A former Governor of Abia State, Orji Uzor Kalu, has offered to dialogue with Boko Haram on behalf of the Federal Government.

Mr. Kalu made the offer following a purported proposal by the sect requesting a former Head of State, Muhammadu Buhari, to dialogue with government on its behalf. Mr. Buhari has since declined the role.

In a statement by his Special Assistant on Media, Emeka Obasi, Kalu said there was nothing wrong with the refusal of the offer by Buhari, adding that he was in a position to talk with the group for the return of peace to the country.

He said that having lived in the hotbed of Boko Haram activities, Maiduguri in Borno State and being a prominent South Easterner, which has been largely affected by the activities of the group, he was in a position to marry the feeling of the actors in the dialogue process.

Mr. Obasi quoted Kalu as saying: “General Buhari took a laudable step by opting out.
“For one who contested the 2011 presidential election, meeting with Boko Haram may be misconstrued because many believe that the group’s activities heightened after the emergence of President Goodluck Jonathan.”

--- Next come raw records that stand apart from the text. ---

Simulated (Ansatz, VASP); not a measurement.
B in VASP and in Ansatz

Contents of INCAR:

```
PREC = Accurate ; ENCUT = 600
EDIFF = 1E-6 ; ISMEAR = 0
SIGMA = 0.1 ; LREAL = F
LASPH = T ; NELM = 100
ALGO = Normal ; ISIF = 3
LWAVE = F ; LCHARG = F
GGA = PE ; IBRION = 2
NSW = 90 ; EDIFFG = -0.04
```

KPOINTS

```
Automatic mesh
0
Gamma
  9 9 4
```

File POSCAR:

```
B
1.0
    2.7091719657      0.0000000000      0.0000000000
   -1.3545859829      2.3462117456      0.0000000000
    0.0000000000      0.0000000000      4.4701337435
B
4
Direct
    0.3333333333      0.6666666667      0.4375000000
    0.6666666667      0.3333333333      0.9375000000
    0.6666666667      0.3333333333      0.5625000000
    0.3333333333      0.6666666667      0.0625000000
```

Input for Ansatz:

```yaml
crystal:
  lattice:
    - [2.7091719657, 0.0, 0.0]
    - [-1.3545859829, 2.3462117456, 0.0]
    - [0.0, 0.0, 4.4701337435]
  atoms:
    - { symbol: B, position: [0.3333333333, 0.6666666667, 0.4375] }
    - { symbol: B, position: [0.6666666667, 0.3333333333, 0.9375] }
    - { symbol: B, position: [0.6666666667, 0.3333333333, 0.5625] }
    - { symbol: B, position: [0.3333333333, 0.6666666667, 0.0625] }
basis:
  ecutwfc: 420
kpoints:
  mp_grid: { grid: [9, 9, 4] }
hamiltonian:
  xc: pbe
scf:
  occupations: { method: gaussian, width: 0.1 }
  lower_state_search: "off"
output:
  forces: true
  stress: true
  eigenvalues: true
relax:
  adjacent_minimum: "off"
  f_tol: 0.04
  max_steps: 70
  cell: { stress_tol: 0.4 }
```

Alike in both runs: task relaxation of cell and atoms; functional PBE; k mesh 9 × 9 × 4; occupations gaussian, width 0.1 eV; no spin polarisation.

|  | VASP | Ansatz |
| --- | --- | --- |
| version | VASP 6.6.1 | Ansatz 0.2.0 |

Mr. Kalu, who is also the protem leader of the nascent socio-cultural organisation, Njiko Igbo, added: “Ndigbo have suffered enough.
“Their businesses have been destroyed, lives lost. Nigeria is their country. I do not see why they cannot walk freely from Maiduguri to Mubi, from Borno to Bauchi. I lived in Maiduguri. I still own properties there. I know the terrain.
“We can sit down and dialogue on the condition that the group will cease all bombing activities in Nigeria. In the interest of peace, I think government should accept the peace move. Previously, they were almost faceless. Now, there is a window for peace. It is always good to jaw-jaw than to war-war. Both Islam and Christianity preach peace.

“A situation where going to serve God becomes a walk into bloodbath does not help our spiritual lives. No family prays to lose four, five members to bombs in a war that seems to set one religion against the other.”